Sunday, April 3, 2016

Enterprise Solution Architecture

Gartner’s research paper “Enterprise Solution Architecture: An Overview” brings a different and interesting concept. By studying TOGAF we know that enterprise architecture and solution architecture have their own concentration. Enterprise architecture works on a high level and creates architecture building block (ABB), solutions architecture creates solution building block (SBB). ABB is high level and abstractive, ABB is vendor independent, while SBB is an individual solution and a detailed design of a specific solution, SBB is vendor specific.

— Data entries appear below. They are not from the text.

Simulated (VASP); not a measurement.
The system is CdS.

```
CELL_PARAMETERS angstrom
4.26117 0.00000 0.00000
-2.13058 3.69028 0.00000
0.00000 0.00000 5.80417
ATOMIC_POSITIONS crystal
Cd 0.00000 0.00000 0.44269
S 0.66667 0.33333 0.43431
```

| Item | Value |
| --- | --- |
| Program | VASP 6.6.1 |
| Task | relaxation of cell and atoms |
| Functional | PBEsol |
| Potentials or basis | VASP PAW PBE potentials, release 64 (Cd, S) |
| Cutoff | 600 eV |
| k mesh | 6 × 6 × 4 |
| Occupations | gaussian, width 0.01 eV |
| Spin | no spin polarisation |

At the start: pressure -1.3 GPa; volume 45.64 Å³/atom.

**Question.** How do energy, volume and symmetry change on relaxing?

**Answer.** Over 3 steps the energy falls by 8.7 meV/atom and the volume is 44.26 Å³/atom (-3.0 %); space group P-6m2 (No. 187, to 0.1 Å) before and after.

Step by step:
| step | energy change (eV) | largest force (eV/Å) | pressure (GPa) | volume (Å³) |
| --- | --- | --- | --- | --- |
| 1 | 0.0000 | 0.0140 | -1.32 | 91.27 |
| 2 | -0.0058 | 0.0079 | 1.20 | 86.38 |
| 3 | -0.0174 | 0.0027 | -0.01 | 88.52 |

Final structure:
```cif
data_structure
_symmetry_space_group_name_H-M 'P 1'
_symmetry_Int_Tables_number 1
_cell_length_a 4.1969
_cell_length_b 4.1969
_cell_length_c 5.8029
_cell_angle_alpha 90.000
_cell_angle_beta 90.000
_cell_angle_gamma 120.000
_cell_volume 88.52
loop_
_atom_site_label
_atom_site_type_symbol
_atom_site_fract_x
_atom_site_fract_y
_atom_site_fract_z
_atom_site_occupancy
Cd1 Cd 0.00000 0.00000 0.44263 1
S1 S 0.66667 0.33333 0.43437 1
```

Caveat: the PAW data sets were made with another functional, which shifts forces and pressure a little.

Enterprise architecture is to create solution space, create an architecture to guide a detailed solution design. As an enterprise architect I have created several solution space or enterprise architecture. Our job is to gather business requirements, working together from data, application and technology perspective to create an architecture to address business concerns and needs. Output of our work is to produce architecture definition documents (ADD), a blueprint and transformation road map. We continue to work with solution architects to design a detailed solution. The output of solution architecture is to create solution definition document (SDD). SDD includes a detailed description of the solution, implementation and operation details as well. As pointed out by Gartner “A solution is an implemented system that solves a business problem. A solution is much more than any application software it may incorporate: It includes infrastructure, people and any other aspects necessary for a business problem to be solved. A solution is delivered to the enterprise, and then altered, upgraded or retired through change projects. Each solution has its own separate solution architecture — that is, the description of how it is built and the capabilities it provides.”

Now it comes an Enterprise Solution Architecture. This concept addresses concerns what Gartner described as key findings in the article.

·       Many EA teams struggle to define the relationship of their EA deliverables and guidance to individual solutions and solution delivery projects, as well as portfolio management.
·       ESA provides that link, yet this is typically the least understood and least mature aspect of EA.
·       EA must provide or directly support project-centric solution architecture work.

“An ESA describes how all the separate EA viewpoints come together or are integrated into implemented systems or solutions. It includes each individual solution architecture, separately defined. The ESA defines how different views are leveraged within each individual solution and within whole sets or portfolios of solutions. It also includes repeatable rules for how to implement solutions in more repeatable or reusable ways — such as solution patterns, which leverage patterns and other models within separate viewpoints.”

ESA is composed of requirements, principles and models, but in the case of the ESA, these artifacts guide enterprise architects and solution architects in composing and reconciling the artifacts found in the independently developed viewpoints.


Often time different domains within enterprise architecture organization work on their own architecture and look at their own viewpoint, different architecture work are not truly integrated and linked. More or less each architecture or solution space is to address an individual business problem rather to address business challenge as a whole, some sort of separation and isolation exist within EA domains. ESA concept is useful to consolidate and unify architecture definition from different architecture domains to create an integrated and reusable architecture for the organization.